After Apple abandoned its electric car effort in 2021, Doug Field returned to Ford with a mission: reinvent the century-old automaker fast enough to compete with China’s dominant EV industry, tells this interesting article from the New York Times. Knowing traditional Detroit structures couldn’t keep pace, Field created an isolated “skunk works” in California, recruiting top talent from Tesla, Rivian, Lucid, and battery start-ups. His goal was to give engineers the freedom and urgency of a Silicon Valley start-up inside a legacy giant.
The stakes are enormous. Chinese companies such as BYD now produce 60% of the world’s EVs, rapidly expanding with aggressive pricing and fast production cycles. Western automakers, by contrast, take up to seven years to bring a new vehicle to market. Many of their most important EV models are still years away. Ford’s first skunk-works vehicle, a mid-size electric pickup, won’t arrive until 2027.
Innovation is the only path forward. Start-ups across the United States are experimenting with cheaper battery chemistries, dry-coating manufacturing, rare-earth-free motors, and new packaging techniques that could lower costs and reduce reliance on Chinese suppliers. Ford’s skunk-works pickup uses giant aluminum castings and a simplified assembly strategy to hit a target price around $30,000, a direct response to low-cost Chinese competitors.
But U.S. automakers face other hurdles: unstable federal policy, weaker industrial support compared with China, and a domestic market still hesitant about EVs. Abroad, Ford dealers already face fierce competition from Chinese brands offering high-quality, low-price electric models.

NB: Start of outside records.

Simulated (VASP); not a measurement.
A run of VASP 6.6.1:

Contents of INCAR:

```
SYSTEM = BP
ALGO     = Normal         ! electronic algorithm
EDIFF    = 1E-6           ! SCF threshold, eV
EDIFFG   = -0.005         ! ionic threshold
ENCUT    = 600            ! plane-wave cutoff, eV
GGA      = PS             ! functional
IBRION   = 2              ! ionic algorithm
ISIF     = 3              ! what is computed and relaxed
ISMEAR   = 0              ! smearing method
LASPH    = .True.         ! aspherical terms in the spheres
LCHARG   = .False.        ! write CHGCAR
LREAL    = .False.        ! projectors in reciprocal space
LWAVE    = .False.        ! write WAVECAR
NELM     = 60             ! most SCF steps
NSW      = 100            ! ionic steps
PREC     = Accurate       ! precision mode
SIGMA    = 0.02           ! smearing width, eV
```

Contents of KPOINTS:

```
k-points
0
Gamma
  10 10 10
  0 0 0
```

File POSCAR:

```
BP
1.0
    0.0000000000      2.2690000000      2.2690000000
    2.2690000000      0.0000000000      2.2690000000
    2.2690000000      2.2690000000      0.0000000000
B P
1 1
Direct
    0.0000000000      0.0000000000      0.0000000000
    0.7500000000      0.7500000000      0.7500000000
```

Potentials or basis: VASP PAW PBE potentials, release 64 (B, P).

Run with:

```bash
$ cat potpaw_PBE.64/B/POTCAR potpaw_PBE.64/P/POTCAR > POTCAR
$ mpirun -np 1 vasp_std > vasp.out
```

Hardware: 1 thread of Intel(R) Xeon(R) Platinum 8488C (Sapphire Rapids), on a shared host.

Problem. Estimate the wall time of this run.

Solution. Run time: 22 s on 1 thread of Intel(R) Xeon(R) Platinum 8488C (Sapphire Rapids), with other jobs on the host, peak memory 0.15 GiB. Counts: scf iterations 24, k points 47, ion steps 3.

Despite this, Field and leaders across the industry insist that transformation is possible if Detroit combines its manufacturing muscle with Silicon Valley’s willingness to experiment. Ford has begun reintegrating the skunk-works team into operations as it moves toward production. The challenge now is scaling breakthrough ideas fast enough to survive global competition.
As BMW’s Joachim Post warns, any company that fails to adapt risks disappearing entirely.